Tuesday, February 26, 2013

Rabbits are what they eat

Rabbit debarking bittersweet (all photos in this post by Zas Ispa-Landa)
What: You are what you eat. And in this case rabbits are a whole lot of things. Zac and I were impressed at the abundance of rabbit sign (from the introduced eastern cottontail, Sylvilagus floridanus, as opposed to the native New England cottontail, Sylvilagus transitionalis) when we went tracking on Saturday down at Bread and Butter Farm in Shelburne. We even spooked a cottontail as we walked past the driveway. Rabbits seemed to prefer shrubby non-natives, or at least those were the most prolific species in the area and so were the most foraged upon. We found feeding sign (debarking and/or twigs clipped) on forsythia, common buckthorn, barberry, domestic apple, honeysuckle, staghorn sumac, and oriental bittersweet.

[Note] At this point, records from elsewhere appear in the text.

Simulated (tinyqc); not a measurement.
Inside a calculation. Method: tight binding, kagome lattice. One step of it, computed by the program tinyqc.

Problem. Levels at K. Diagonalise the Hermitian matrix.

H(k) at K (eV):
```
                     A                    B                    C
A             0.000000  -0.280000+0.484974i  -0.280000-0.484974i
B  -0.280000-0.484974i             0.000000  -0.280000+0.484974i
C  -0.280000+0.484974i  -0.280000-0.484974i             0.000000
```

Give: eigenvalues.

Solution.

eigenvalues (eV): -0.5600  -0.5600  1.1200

45o angle snips on twigs, charateristic feeding sign from cottontails
on woody species (forsythia in this case)

The story got even cooler at the end of the day when we found another high traffic area for cottontails under the powerlines. Buckthorn predominates in that area and the rabbits must have been eating fallen buckthorn berries as their urine was died blue (image on the right is blue tinted urine, on the right is more typical orange). Buckthorn berries are unpallatable, if not inedible to most things so the berries persist into late winter, when they become a last resort for many winter active species.



Ecological notes: Many plants contain phenolics (tannins, which cause the dry taste in wines, the bitterness in aspen bark) as a defense against herbivory. During spring and summer these are concentrated in leaves and flowers, but during winter they are translocated to the bark. Animals have a variety of ways of dealing with these phenolics (e.g. beavers will soak witchhazel before eating to leach tannins, birds and will eat clay, which absorbs phenolics). Buckthorn (Rhamnus cathartica) is high in phenolic compounds. Rabbits presumably can handle the phenolics by breaking them down in their kidneys, or maybe eating clay. The anthocyanins (pigments in the fruits) are also excreted in the urine. I'd assume that eating buckthorn fruits later in the season gives more time for the tannic acids to break down and makes the fruits more palatable. That's speculation though, and I couldn't find any articles to confirm/deny that.

1 comment:

  1. Buckthorn berries are a natural laxative. Must have been plenty of skat.